A Few Thoughts On Public Speaking
Next week I’ll give my 100th investing talk in London. In the last 10 months I’ve spoken in eight countries on five continents. This wasn’t planned – I grew up with a debilitating stutter – but it’s been the most enjoyable part of my career, by far.
Speaking is the least scalable but most effective way to get your point across. Everyone’s busy, so getting and keeping someone’s attention is a superpower. But books gather dust; blog posts can be read later; TVs can be muted. Sitting in a quiet audience in a dark room staring at one person with a microphone focuses attention in a way no other medium can match.
But speaking is hard.
Anything you do over and over gets easier. Yet few people – no matter how many talks they’ve done – can completely shake the nerves of public speaking. I think its fear is primal. Here’s an analogy: Take a six-inch beam. Lay it on the ground. You can walk across it no problem. Maybe you can do cartwheels on it. That’s the equivalent of having a conversation with one person. Now elevate that beam to 100 feet in the air. Suddenly you’re terrified to take a single step, and your balance is so bad you may as well be drunk. That’s public speaking.
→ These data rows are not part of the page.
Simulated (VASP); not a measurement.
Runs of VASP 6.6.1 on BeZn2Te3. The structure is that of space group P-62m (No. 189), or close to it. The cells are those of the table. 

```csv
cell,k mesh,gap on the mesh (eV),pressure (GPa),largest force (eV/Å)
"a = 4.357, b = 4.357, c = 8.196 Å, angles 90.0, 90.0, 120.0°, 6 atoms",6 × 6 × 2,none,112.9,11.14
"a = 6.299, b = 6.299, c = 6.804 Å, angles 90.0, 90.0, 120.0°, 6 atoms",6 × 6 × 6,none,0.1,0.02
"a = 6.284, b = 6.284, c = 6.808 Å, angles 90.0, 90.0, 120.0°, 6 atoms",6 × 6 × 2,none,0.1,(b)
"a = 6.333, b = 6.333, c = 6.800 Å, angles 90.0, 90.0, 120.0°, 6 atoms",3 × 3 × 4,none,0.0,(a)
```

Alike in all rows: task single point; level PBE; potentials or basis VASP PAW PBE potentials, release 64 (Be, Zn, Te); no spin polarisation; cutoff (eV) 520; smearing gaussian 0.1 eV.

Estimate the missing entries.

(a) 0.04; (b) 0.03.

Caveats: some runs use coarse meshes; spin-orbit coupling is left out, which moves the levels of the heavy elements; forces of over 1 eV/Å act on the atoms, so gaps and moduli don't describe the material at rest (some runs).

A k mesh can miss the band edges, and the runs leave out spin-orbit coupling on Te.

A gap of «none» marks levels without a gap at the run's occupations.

A few things I’ve learned along the way:
The audience wants you to win.
Most audiences are not judges. They’re just people who want to hear something that will make them think or laugh. A speaker struggling on stage is painful for the audience to watch. They grimace when you grimace. Reminding yourself that everyone in the room wants the same outcome makes public speaking feel less like fighting a competitor and more like leading a team.
Memorizing every word can be dangerous.
If you compared two talks that I intended to be the same, my guess is 90% of the lines would be verbatim. But the 10% that varies – narration I’m making up on stage – is what I consider the most important, because it’s what keeps the talk from sounding too robotic. Good actors are paid a lot of money because speaking a line that you memorized in a way that doesn’t sound like you memorized it is hard. Everyone’s different, but the strategy that works best for me when writing a new talk is to deeply memorize key story points while giving myself a little freedom to speak naturally while on stage. A song you hear at a concert will be slightly different than the version you hear on the radio. It’s the same song, but musicians give themselves a little leeway to express tones and cadence however they want in that moment. Speakers should do something similar.
Confidence is as important as content.
I don’t want this to be true, but it is. Nothing is worth saying if you can’t say it with confidence, because a truth spoken hesitantly can be less persuasive than a falsehood said with authority. Any hesitancy you show will be interpreted by the audience tenfold – more if they aren’t already familiar with you.
Tell a story.
No one wants a lecture. But everyone likes stories. You can put lecture-like material into a story, but without a story you’ll lose people’s attention after a few minutes. Someone can reread a paragraph, or rewind a video. But a live talk is a one-shot deal where the audience probably isn’t even taking notes. They have to understand the topic instantly. And stories are the easiest way to quickly contextualize complicated topics. This is as true after a talk as it is during a talk. Dump a bunch of numbers on someone and they’ll forget them before they walk out of a room; tell them a story with those numbers and they may remember it years later. Steve Martin said: “I believed it was important to be funny now, while the audience was watching, but it was also important to be funny later, when the audience was home and thinking about it.” That philosophy extends beyond comedy.
Just not too long.
The first rule of writing – make your point and get out of the way – applies to speaking as well. But it’s easy to forget that, because when you’re on stage it’s tempting to think that you’re the center of attention so you can ramble on as you please. People ramble more during talks than they do in documents, and it can be painful to sit through. Having an audience in front of you does not prevent them from pulling out their phones to scroll Twitter once you’ve lost their interest.
Make your point, make it quick, make it memorable, and move on.